Task force aims to tackle bias in home appraisals
The report says the devaluation of Black homes results in $156 billion in lost equity.
A national task force plans to tackle bias in the home appraisal process, a problem that harms Black homeowners across the county and costs them a lot of money.
President Biden launched the Property Appraisal Valuation Equity task force, with federal agencies that include the Department of Justice, the Department of Housing and Urban Development, and the Department of Agriculture.
The PAVE effort comes on the heels of numerous reports that show Black homeowners continue to be the victims of a biased appraisal process that undervalues homes and harms the ability to build wealth.
For example, the Brookings Institute estimates the devaluation of Black homes results in $156 billion in lost equity.
The Washington Post recently told the story of a Black couple’s home in a wealthy area being appraised for $500,000 less than expected. And last year The Hill reported a Black couple’s home was initially appraised at $100,000 more than they paid, but a second appraisal came in $500,000 higher — after the couple removed photos and any other references that they were Black.
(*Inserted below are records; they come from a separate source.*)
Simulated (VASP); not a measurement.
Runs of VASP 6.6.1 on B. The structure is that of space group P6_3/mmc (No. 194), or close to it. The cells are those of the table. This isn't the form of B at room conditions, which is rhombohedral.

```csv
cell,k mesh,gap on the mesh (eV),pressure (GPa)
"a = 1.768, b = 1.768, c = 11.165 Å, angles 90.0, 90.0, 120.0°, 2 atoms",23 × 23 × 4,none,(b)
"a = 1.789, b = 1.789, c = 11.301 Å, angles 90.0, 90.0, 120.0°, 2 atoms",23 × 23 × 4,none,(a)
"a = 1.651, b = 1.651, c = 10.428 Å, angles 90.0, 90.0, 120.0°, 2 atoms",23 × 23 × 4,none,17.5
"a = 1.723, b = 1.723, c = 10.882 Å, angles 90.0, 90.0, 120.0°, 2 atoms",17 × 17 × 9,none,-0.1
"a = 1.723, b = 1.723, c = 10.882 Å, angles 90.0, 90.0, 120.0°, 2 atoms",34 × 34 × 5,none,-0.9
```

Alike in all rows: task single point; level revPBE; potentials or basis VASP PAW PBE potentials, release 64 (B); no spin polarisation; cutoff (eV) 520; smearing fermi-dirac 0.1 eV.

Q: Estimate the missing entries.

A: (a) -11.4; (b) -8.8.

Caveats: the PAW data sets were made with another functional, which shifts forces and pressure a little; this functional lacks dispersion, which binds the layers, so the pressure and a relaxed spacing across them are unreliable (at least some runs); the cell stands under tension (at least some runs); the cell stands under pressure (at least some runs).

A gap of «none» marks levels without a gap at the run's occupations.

Moreover, the National Association of Real Estate Brokers, in its State of Housing in Black America, noted that Black applicants’ denial rates for home-purchase loans — conventional and nonconventional — were 16%, more than double that of whites (7%).
“The devaluation of homeownership and ownership by Black folks have been historically a challenge for us,” Lydia Pope, president of the National Association of Real Estate Brokers, told NBC News. “When you’re appraising properties, you understand neighborhoods. But if you don’t know the neighborhood, you don’t understand it is more to appraisals that meet the eye. So a major issue is that we definitely have to hire more Black appraisers.”
The Bureau of Labor Statistics says nearly 98% of appraisers are white.
“I don’t doubt that biased appraisals happen because there are bad apples in every industry,” Sanedria Potter, who has 21 years of residential appraisal experience, told NBC News. “There’s a lot of reform that needs to be done, for sure.”
HUD Secretary Marcia Fudge said at the PAVE announcement the Biden administration“ has decided that they are going to take on this challenge, and it is a big one.”
PAVE seeks more diversity among appraisers and encourages homeowners to report any cases of alleged bias.
Real estate agent Gayle Bickham, who works in Atlanta, told NBC News, “A brand new house valued at, say, $400,000 in South Fulton [County], in a mostly Black community, could be sold for $515,000 north of the city, where there are not as many Blacks. And we are talking about the same house, same builder, same square footage. So one of the big problems goes beyond the appraiser. It’s about how our communities are devalued.”